Yes, it’s legal for the European Central Bank to save Europe
At this point, a wide range of economists agree that any plan to avert a breakup of the euro zone will have to involve the European Central Bank stepping up and pledging to backstop the debt of countries like Italy and Spain. Those calls have only grown louder this week, as the bond market went haywire and the contagion spread to once-safe countries like France.

Will the ECB bail out Barcelona?
(Emilio Morenatti/AP)
And yet… European officials keep insisting that the ECB isn’t legally allowed to play savior. On Tuesday, the head of Germany’s Bundesbank called it a violation of European law. The Wall Street Journal argued Wednesday that the European Union’s founding treaty would need to be revamped before the ECB could act as a lender of last resort to countries like Italy. So is this true? Could Europe really melt down because of a few legal niceties?
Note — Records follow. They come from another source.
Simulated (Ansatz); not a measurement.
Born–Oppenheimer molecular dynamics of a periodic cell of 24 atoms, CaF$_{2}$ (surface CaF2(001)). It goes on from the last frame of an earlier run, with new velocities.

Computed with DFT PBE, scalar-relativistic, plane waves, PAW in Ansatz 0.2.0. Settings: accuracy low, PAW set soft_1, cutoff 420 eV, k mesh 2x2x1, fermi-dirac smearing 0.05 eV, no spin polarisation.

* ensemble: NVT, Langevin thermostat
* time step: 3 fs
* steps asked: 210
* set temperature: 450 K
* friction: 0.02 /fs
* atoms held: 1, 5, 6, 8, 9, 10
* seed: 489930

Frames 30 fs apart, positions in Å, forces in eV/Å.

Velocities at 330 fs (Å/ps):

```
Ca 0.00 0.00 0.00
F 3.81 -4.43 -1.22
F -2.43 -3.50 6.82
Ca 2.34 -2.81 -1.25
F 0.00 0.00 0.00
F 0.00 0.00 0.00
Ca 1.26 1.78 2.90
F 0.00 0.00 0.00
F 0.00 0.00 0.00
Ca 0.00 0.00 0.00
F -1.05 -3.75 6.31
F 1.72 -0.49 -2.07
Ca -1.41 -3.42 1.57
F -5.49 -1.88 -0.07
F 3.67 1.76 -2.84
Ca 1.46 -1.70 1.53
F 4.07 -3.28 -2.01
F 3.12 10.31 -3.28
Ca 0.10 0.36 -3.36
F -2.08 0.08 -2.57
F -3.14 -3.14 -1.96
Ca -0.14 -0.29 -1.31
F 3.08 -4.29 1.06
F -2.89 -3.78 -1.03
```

Not really, say experts. It’s true that the Treaty of Lisbon expressly forbids the European Central Bank from buying up debt instruments directly from countries like Italy and Spain. But, says Richard Portes of the London Business School, there’s nothing to prevent the central bank from buying up Italian and Spanish bonds on the secondary market from other investors.
“If that’s illegal, then officials should already be in jail,” says Portes. “Because they’ve been doing it sporadically since May of 2010.” The problem is that the bank’s current erratic purchases only seem to be creating more uncertainty in the market. “Right now,” says Portes, “nobody’s buying in that market except the ECB.”
Instead, what many experts want the European Central Bank to do is to pledge, loudly and clearly, that it will buy up bonds on the secondary market until, say, Italy’s borrowing costs come down to manageable levels. In theory, says Portes, the central bank wouldn’t even have to make many purchases after that, because expectations would shift and become self-fulfilling. In the near term, investors would stop worrying about whether they’d be repaid for loaning money to countries like Italy, and Italy’s borrowing costs would drop — giving it room to figure out its debt woes. (Granted, that latter step is a daunting task.)
There don’t seem to be any legal strictures preventing the ECB from doing that. “It’s perfectly within their mandate to maintain financial stability,” adds Daniel Gros of the Centre for European Policy Studies. Instead, says Gros, “the main reservations are political.” Many German officials see any pledge to buy up Italian debt as a straight-up wealth transfer to their irresponsible neighbors down south. What’s more, if the ECB did calm down the markets, it would ease the pressure on troubled countries to carry out economic reforms. In essence, as Jacob Funk Kirkegaard told me recently, the ECB is engaged in a “game of chicken.”
But it’s a dangerous game to play. “The only option left is the ECB,” says Portes. He notes that the central bank will probably need political backing before it can move to calm the markets and haul financially strapped countries out of the danger zone. “The bottom line is that [German Chancellor Angela] Merkel and [French President Nicolas] Sarkozy need to agree to this approach, particularly Merkel. They’re the ones who need to realize that this is the only way they can save the monetary union.”